Exercising a stock option entail acquiring the company's available shares at the price specified in the option (grant price), regardless of the stock's value at the time of exercise.

 

How are Advisory Shares and Regular Shares similar? 

Because they are both stock options, advisory shares and equity shares are comparable in many ways.

 

As investment vehicles, these stocks can be profitable to shareholders. Depending on the firm and its performance, both advisory and normal stocks have the potential to increase in value over time, resulting in large profits when it comes time to sell them.

 

They may also pay dividends, providing their shareholders with a constant source of passive income that may rise in value.

 

Vesting schedules

A vesting schedule is an employer-instituted incentive scheme that grants workers the right to particular asset classes. It is used to encourage employees to stay with the organisation for a longer period of time.

 

Vesting of shares are usually two years for advisors and four years for employees.

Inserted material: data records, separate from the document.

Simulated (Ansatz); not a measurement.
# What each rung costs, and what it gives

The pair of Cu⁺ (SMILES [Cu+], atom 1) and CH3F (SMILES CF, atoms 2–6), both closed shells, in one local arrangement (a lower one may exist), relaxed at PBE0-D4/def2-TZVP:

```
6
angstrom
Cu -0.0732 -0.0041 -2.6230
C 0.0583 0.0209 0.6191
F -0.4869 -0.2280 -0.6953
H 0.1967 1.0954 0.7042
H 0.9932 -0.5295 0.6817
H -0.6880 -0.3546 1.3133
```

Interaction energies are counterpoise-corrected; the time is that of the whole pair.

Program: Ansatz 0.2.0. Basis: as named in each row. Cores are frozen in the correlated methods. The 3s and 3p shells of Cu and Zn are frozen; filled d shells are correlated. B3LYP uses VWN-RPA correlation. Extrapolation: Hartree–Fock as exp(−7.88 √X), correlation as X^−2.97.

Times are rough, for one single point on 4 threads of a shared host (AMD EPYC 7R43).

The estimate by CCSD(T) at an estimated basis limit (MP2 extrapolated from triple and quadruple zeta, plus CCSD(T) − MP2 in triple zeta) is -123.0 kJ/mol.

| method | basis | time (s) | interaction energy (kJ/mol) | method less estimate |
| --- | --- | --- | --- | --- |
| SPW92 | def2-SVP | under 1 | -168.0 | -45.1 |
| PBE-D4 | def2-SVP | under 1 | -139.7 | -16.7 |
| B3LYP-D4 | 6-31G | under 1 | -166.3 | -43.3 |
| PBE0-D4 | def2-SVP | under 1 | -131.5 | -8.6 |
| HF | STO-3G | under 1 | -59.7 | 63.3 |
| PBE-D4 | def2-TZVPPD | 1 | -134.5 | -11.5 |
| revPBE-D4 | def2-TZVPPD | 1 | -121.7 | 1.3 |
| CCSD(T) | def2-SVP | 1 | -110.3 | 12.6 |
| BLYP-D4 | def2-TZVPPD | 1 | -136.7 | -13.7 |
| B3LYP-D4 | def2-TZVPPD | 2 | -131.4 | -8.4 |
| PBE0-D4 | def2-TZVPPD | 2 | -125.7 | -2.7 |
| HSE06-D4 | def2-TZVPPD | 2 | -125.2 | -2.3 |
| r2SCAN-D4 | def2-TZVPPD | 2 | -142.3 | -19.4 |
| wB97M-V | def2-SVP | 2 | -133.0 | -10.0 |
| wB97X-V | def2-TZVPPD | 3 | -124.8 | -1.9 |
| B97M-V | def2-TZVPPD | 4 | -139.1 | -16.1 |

A vesting schedule allows employees to gradually achieve full ownership of employer-provided assets. Employees can also be given earnings, ownership, and stock options. Employees must forfeit their unvested shares if they depart before they are fully vested.

 

Vesting schedule for advisory shares 

Vesting does not apply to advisers in the same manner that it applies to normal employees. Furthermore, because fledgling firms can undergo rapid change, the advisers required at the seed stage will most likely differ from those required later in the company's history.

 

Vesting timelines for common advisory shares are frequently two years with no cliff. As a result, advisory shares vest or are given in monthly increments over a two-year period. The corporation, on the other hand, will not owe an adviser the whole vesting schedule if they cease delivering advisory services in accordance with the advisory agreement.

 

Side Note - Cliffs in vesting schedules

Cliffs are periods without stock vestments that typically last one year. This vesting schedule is often required for employee stock options and is not included in the vesting schedule for advisory shares.

 

Pros of Issuing Advisory Shares

  • You get to connect with HNIs with elaborate contacts and have the benefit of motivating your adviser to devote more time to the organization. Shares are a tremendous motivator, but only if your advisers already believe in your concept.
  • You get to keep your financial outflow to a minimum when bringing in outside consultants or external advice.
  • There is the benefit of secrecy. Bringing on share-owning advisers allows you to request non-disclosure agreements from them. Although it may appear to be a small advantage, non-disclosure is essential when your advisers discover your product development and marketing plans. (Related Read: How Trade Secrets are Legally Protected in the US)

 

Cons of Issuing Advisory Shares 

  • It is important to remember, however, that advisers may work with many startups and businesses. Startups that offer advisory shares may not have the authority to prevent advisers from collaborating with competitors. As a result, it is critical to determine in advance whether advisers have pre-existing agreements that may impair their capacity to provide unbiased advice. This can severely impair startups in the long run.
  • Companies commonly over-compensate advisors with stock options. In a start-up with little assets, management may be willing to give away fractional share amounts. With the company's expansion, those cuts might become much more visible.
  • Advisors are generally objective, but this may be an issue if they possess stock in your company. Because they now have a stake in the game, their impartiality may be jeopardised.
  • Another concern is that, while giving out fractional shares of your firm may not appear to be a major matter at first, it might present complications later on if your company grows. Remember that stock options include transferring some amount of ownership. As such, your voting rights and control can get severely diluted in the long run.

 

Wrapping Up this Article on Advisory Shares

Advisor shares can help new startups take the aid of individuals with sufficient contacts and expertise to help them expand – individuals that they can’t hire or pay out of their own finances. Although, these shares are not suitable for all advisers or businesses, they can, however, enable start-up owners to get crucial knowledge and contacts without foregoing limited funds.


If you're a business owner prepared to trade firm ownership for knowledge and experience, do your homework beforehand. Cheap counsel in the early stages of your business's planning phases can quickly add up. It's simple to give away 1% of nothing, but it's far more difficult to give away 1% of a multimillion-dollar business.